If you follow along with a lot of commentary, you’ll hear people talking about the “good old days” or “how things used to be” and this is everywhere, not just in live events.
The premise of these talking points is typically that the kids and their cell phones are ruining everything and if they’d just be happy doing things the way that they’d always been done, everything would be cool.
Unfortunately, that’s never really been the case and as technology has expanded to touch more and more of our lives, the likelihood that this idea ever becomes true lessens.
The reality is that people have always been looking for unique experiences or to try things that would be new or different, it is just because of technology that we all have a greater ability to see, try, and enjoy a wider variety of experiences.
Access to this diversity increases our desire for more diversity in the experiences that we can try or participate in.
How do we keep up?
How do we offer our customers experiences that capture this sense of newness, novelty, and diversity?
Here are a couple of ideas:
Change up your experience:
In the States, at the start of a new season or the opening of a new stadium or arena, a lot of attention is paid to the new experiential offerings like Wi-Fi, decks, or interactive sponsor activities.
These are all great opportunities to change up the way that a fan or guest experiences your event.
Another way is you can do what the Sydney Opera House has done where they bring out props and materials from their archives to add to the experience of visiting the Opera House, always adding another detail to their experience to continue to give their guests something new.
Or, you can change the way your present your performance or change up the running time of a show or event.
Think about acts like Bruce Springsteen, Pearl Jam, or The National that play different set lists every night, making each show a unique experience.
Open up the experience:
When I lived in New York City, I loved the Met.
I would spend hours in the museum, walking the galleries, browsing the gift shop, and more.
So, when the Met started putting events on the roof with art instillations and a bar, I was in. Having the ability to interact with art, have a drink, and stare out at Central Park and the New York City skyline was a winning formula for me and a way to expand the experience of visiting the museum that could be refreshed regularly since the exhibits weren’t permanent.
You could also look at the way that the Atlanta Braves have built up the experience of going to a baseball game at The Battery in Atlanta. When you visit their new ballpark, you aren’t just going to a game because the Braves have built up an entire neighborhood around the ballpark with shopping, dining, and more to help grow your Braves Baseball experience in a holistic and experiential way.

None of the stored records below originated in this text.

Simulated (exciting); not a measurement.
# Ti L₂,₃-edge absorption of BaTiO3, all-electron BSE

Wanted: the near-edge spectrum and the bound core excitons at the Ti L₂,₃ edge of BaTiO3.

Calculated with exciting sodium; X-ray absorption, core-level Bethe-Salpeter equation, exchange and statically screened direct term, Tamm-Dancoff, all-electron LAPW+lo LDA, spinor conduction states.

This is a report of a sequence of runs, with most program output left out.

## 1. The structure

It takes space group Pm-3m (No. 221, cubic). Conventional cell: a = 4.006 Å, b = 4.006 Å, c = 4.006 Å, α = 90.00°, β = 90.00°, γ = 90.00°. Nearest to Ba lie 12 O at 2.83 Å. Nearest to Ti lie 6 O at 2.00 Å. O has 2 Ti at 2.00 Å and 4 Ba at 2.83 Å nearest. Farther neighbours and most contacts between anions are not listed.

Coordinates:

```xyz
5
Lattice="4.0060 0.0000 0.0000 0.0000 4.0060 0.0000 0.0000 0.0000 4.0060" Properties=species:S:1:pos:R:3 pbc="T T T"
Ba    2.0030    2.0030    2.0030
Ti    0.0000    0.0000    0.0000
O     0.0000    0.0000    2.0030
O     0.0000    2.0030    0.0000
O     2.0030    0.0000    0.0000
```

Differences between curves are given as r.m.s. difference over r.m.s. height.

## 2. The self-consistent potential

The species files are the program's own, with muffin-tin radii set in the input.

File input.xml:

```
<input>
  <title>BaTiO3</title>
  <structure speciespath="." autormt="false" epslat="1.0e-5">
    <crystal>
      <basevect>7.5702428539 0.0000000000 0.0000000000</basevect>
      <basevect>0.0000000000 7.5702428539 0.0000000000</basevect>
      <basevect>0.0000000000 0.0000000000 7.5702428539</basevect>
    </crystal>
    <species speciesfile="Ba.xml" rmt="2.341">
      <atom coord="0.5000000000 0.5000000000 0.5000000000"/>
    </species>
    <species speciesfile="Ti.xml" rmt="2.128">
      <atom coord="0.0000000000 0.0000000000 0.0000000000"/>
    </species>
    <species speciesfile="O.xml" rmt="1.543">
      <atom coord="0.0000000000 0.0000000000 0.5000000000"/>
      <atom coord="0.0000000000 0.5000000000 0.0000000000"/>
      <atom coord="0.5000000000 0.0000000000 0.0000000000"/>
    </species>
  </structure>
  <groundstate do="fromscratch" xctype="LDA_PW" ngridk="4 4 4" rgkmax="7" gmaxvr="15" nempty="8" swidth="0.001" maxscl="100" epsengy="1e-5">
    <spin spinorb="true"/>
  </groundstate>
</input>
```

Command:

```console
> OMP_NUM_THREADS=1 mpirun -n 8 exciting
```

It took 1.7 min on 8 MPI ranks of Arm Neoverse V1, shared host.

To open the experience doesn’t require a new stadium or art instillations either, it could be just using assets that you haven’t used before like balconies, ballrooms, or plazas. The key is to find a way to give your guests something that is different than what they’ve come to expect from the typical experience. In a lot of cases, small changes can have a big impact.
Take your show on the road:
One way that maybe the most challenging to pull off, but guarantees something unique for your guests is to take your show to new or different locations.
Each year, INTIX holds their annual event in a different city to highlight all of the great things that people in the world of tickets are doing.
Next year, INTIX will be in Midtown Manhattan, but the previous two years they have been in Baltimore and Dallas.
This model has been played out by any number of events as well. Think about the Major League All-Star Game, the Super Bowl, or the original Lollapalooza festival.
All of these took their event and put it on the road so that you might see many All-Star Games but you would never see it in the same place twice.
On a smaller level, you might move your festival or event around town or use different venues for your events each year. The opportunities here are endless.
The reality is that consumers have always liked variety. The difference is that with the accessibility of technology, we see variety more regularly and it makes our desire for variety in our own lives greater. For those of us in the world of live events, this presents a challenge…but it is also a great opportunity to do fun and new things.